Daylight Saving Time (DST) brings later sunsets and happier faces and this year March 11 should also bring a refresh of your food and wine menu. Chef/Owner Charles Bishop of Squiretown Restaurant + Bar has put together a great appetizer and entree for you, which will pair perfectly with our Chateau Sainte Roseline’s Cuvee Lampe de Meduse Rosé. This gastronomic Cru Classe wine is the star in Provence – dry and refreshing with subtle notes of ripe red fruit.
Pearl Couscous Salad with Crabmeat
Cooking with wine is a must! Start by pouring a glass of Rosé to enjoy while you’re cooking this delicious meal…
2c uncooked Israeli pearl couscous
1/4 c finely chopped carrot
1/4 c finely chopped celery
1/4 c finely chopped red pepper
1/4 c chopped basil
2T chopped parsley
1T chopped oregano
1T chopped chives
3/4 cup extra virgin olive oil
1/4 cup freshly squeezed lemon juice
salt and pepper to taste
8 oz jumbo lump crabmeat
Cook the 2 cups of couscous in salted water until tender, drain, cool, and add to a large mixing bowl. Add in all the other ingredients, vegetables, herbs, oil and lemon juice, and mix until evenly blended. Season with salt and pepper. Gently toss in the crabmeat, being careful not to break up the lovely lumps of crabmeat. Serve at room temperature, or chilled for a picnic or beach date with a glass of Cuvee Lampe de Meduse Rosé!
Seared Sea Scallops and Roasted Corn Cream
6 ears fresh corn on the cob
3 c heavy cream fresh sea scallops
salt & pepper
oil for cooking
Without shucking the corn, place it on a baking tray and place it in a 350 degree oven for about 30 minutes. Peel back the husk a bit to check the corn, it should appear plump and shiny, maybe a bit of browning. If not, give it a little more time. When finished roasting, cool the corn, shuck, and remove the kernels. Place the kernels in a saucepot, and cover with the cream. Bring to a boil, then lower to a simmer. Cook for at least 30 minutes, up to 45 minutes. You may add water to re-hydrate the mixture if it becomes too dry. Puree this mixture until smooth. Pass the pureed mixture through a strainer, as fine as you can find. You may need a spoon or ladle to help it pass through. This mixture may be made in advance, and refrigerated up to 5 days.
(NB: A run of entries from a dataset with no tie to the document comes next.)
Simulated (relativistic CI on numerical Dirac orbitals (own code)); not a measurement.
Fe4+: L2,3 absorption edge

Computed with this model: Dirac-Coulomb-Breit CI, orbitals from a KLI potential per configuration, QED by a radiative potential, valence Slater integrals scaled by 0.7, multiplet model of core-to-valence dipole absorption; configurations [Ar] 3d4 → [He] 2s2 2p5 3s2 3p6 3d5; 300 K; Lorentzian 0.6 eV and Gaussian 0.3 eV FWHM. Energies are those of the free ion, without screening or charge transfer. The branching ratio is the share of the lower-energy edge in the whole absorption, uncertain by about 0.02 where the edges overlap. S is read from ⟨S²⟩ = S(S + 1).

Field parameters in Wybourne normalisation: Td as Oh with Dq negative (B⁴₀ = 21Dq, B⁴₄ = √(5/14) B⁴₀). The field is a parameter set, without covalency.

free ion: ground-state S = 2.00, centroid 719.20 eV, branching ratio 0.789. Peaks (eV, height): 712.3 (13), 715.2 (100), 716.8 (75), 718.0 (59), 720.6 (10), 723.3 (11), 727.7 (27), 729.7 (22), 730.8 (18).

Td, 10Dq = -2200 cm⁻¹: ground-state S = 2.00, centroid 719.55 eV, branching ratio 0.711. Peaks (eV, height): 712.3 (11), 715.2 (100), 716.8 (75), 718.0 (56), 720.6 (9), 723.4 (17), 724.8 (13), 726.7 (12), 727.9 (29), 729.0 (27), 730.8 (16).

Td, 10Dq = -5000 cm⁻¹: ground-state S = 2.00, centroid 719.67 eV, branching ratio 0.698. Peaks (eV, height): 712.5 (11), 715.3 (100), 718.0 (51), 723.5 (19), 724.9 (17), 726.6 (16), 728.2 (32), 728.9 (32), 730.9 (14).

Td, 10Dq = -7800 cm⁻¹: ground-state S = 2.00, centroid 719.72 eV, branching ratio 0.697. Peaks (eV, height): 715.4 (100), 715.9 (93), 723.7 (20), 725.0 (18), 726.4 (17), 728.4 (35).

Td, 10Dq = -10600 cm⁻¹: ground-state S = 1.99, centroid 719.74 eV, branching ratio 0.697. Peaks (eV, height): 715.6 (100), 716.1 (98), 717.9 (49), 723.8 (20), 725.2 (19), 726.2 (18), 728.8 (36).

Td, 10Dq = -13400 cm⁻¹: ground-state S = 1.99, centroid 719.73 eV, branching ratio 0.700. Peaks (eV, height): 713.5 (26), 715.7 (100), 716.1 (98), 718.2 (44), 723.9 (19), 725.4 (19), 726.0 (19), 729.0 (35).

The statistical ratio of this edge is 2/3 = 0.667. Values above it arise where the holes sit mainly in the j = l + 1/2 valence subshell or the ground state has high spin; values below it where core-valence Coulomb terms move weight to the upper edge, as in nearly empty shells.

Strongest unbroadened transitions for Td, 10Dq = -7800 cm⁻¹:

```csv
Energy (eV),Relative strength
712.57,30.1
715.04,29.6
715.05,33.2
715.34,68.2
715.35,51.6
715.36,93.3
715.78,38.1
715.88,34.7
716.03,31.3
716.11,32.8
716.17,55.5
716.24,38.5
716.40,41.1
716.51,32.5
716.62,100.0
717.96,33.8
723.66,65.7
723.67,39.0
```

Heat a saute pan or skillet on medium to high. Arrange the scallops on a plate and make sure they are dry, season lightly with salt and pepper. Add a thin skim of oil to the pan, it should shimmer and smoke a tiny bit. Too much smoke? Discard the oil safely and allow the pan to cool a bit, then try again. Add the scallops gently, with a flat side down. Wait for a distinct golden brown to form all around the scallops, then turn over using a spatula. Continue cooking until your desired doneness. Reheat or spread a bit of the hot corn cream on your plates, then arrange the cooked scallops on top or around the plate, pour your Cuvee Lampe de Meduse Rosé, and enjoy!